Pak Suhadi Solo heads one of seven training centres for social workers which operate under the aegis of the Indonesian Ministry of Social Affairs. Some time ago the centres added e-learning formats to their portfolio. The advantages are obvious to Suhadi Solo, as it means a larger number of the roughly 400,000 social workers in Indonesia can take part in training courses. The project Developing Skills for E-Learning was implemented by GIZ and its Academy on behalf of the German Federal Ministry for Economic Cooperation and Development (BMZ) from 2015 to 2017. Suhadi Solo and his team learned how to develop and run online courses themselves, and how to better exploit the potential of digital learning formats.
Mr Suhadi Solo, the Indonesian Ministry of Social Affairs runs seven training centres throughout Indonesia. You yourself are head of the centre in Jakarta. Could you please tell us briefly what sort of courses it offers?
At our centres we provide further training for social workers in various fields. Some of the courses relate to the programme 'Keluarga Harapan' for example, which means 'hope for families'. This is a very important programme for combating poverty, which is based on the principle of linking the delivery of social services to certain conditions. This means that poor families receive money if they participate in a number of health and educational activities. Our portfolio also includes family development sessions. We offer seminars for parents, which focus on raising and supporting children who are not yet at elementary school.
How are the courses organised?
Before we started offering e-learning, all of our training courses were face-to-face seminars. The participants therefore spent a lot of time travelling and were absent from their workplaces for long periods. In Indonesia we have a large number of social workers – around 400,000. So we can only reach a small proportion of them using conventional training methods.
Why did the Ministry of Social Affairs consider using e-learning for future training?
First and foremost, there were financial reasons such as the travel costs and the desire for more efficient training. That started us thinking about alternatives and other possibilities in addition to face-to-face courses. We want to – indeed we have to – cover more ground and train a greater number of social workers so that more people can benefit from the ministry's programmes. These courses are in huge demand and at present we cannot reach enough potential participants, for example the 16,000 social workers in Indonesia's programme of family development sessions.
Of course, as a training centre we are also interested in being competitive when it comes to innovative training methods and using communication technologies for training purposes.

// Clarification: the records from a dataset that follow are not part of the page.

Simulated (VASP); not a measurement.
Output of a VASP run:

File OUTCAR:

The Academy project Developing Skills for E-Learning aims to enable organisations to develop and offer e-learning by themselves. How important is that to your ministry's training centres?
Support from the Academy for International Cooperation (AIZ) was very important to us in training our staff in Jakarta and at the regional training centres to develop e-learning courses that are tailored to our target group. Our staff are now able to control the e-learning platform themselves and to develop and run new courses. We could of course use a bit more training in some areas to keep up with technical advances.
During the e-learning project with the AIZ we also established internal networks, for instance with the ministry's IT department and with employees at the regional training centres. We are also linked to external networks, such as those with Telkom Indonesia and the training centres of other ministries.
What have you achieved so far? And what do you still want to achieve in relation to digital learning?
We have already achieved some of our objectives using e-learning courses. In order to accelerate the e-learning process in the ministry and to improve the training given to our personnel, we still have to develop additional modules and courses. Now our goal is to reach even more social workers and to increase the proportion of social workers who take part in our training courses. We are sure we will manage that.